Historic Patterns: The Arabesque Style

arabesque historic pattern styles Mar 06, 2023

One of the most decorative pattern styles there is - and perhaps also the most difficult to create - may be the Arabesque pattern style. In this article you’ll get to know this style a bit, its history and what characterizes it. 



Arabesque refers to an elaborate and ornamental pattern style that we associate with Islamic art, design and architecture. It’s based on rhythmic linear patterns of either plain lines and geometric shapes, or of scrolling and interlacing foliage and tendrils - often in combination with other motif elements, like flowers and leaves.


The Arabesque Name

The name Arabesque is a French term, which in turn comes from the Italian word arabesco which means ”in the Arabic style”. This style has had many names throughout history and depending on where in the world you are. Other words are rabeschi, moresque, foliage ornament and Islimi. But let’s stick with Arabesque here, the term that has been most commonly used since the 19th century.

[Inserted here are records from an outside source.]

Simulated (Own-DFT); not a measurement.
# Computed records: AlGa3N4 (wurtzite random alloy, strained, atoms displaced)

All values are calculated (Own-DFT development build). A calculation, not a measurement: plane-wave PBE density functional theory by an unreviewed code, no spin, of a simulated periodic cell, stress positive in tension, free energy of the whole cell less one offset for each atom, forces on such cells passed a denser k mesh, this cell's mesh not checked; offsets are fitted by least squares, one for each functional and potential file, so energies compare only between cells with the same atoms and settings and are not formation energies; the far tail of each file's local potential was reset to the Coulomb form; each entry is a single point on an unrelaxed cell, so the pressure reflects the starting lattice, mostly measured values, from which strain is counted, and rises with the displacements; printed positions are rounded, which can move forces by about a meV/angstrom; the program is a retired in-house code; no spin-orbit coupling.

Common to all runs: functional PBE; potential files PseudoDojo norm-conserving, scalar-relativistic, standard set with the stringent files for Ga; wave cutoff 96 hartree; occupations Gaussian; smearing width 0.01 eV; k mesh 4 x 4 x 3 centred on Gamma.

The Arabesque Characteristics

The Arabesque design style has many sub-styles, some more simplified like Moroccan tile, others extremely detailed and elaborate, but let’s take a look at the main principles that characterizes all versions:


The Arabesque pattern style has a complex structure, which usually consists of a single design, or tile, (not necessarily square) which is reflected and rotated and seamlessly repeated to cover a surface.


There are two main structural elements:

1. The first one consists of lines and angles, reflected and rotated that in turn creates geometric shapes in the negative spaces in between.
2. The second one is the eternal spiral; spiraling lines, seemingly endless, curved and overlapping stems. The designs can be composed with only one of these structural shapes, or both in combination, creating extremely intricate and elaborate designs.

Layout and composition

Another characteristic of Arabesque designs is how the elements are evenly and symmetrical distributed. And symmetry, rhythm and balance between the shapes and lines are very important. It’s considered to represent the completeness and perfection of God. It also makes the patterns appear flat, with no particular or dominating foreground motifs. All motifs are equally important.


In the early ages of the Arabesque style, common motifs were stylized Acanthus leaves, palmettes and vines. Some versions of Arabesque patterns are completely abstract, with lines and geometric shapes that only reminds of real objects from nature. In later versions the motifs were still stylized bud more realistically depicted, so that the flowers and plants could be identified. In general, the Arabesque motif elements are geometric shapes, lines in combination with overlapping and scrolled plants, leaves and flowers. Some versions also depict animals.

Use and application

Arabesque patterns are used for all kinds of purposes, but the most common are for book and calligraphy illuminations. Other places where Arabesque designs are applied are on wall friezes, and for embellishing everyday objects such as utensils, fabric and carpets.

Fun pattern design fact

It’s all connected. Arabesque has many different influences and has in turn influenced other design styles throughout history. For example, you can definitely see the eternal spiral used in many background layers of the Arts and Crafts pattern designs. And the reflected motifs and diagonal layout of Damasks are also related to Arabesque structure and motifs.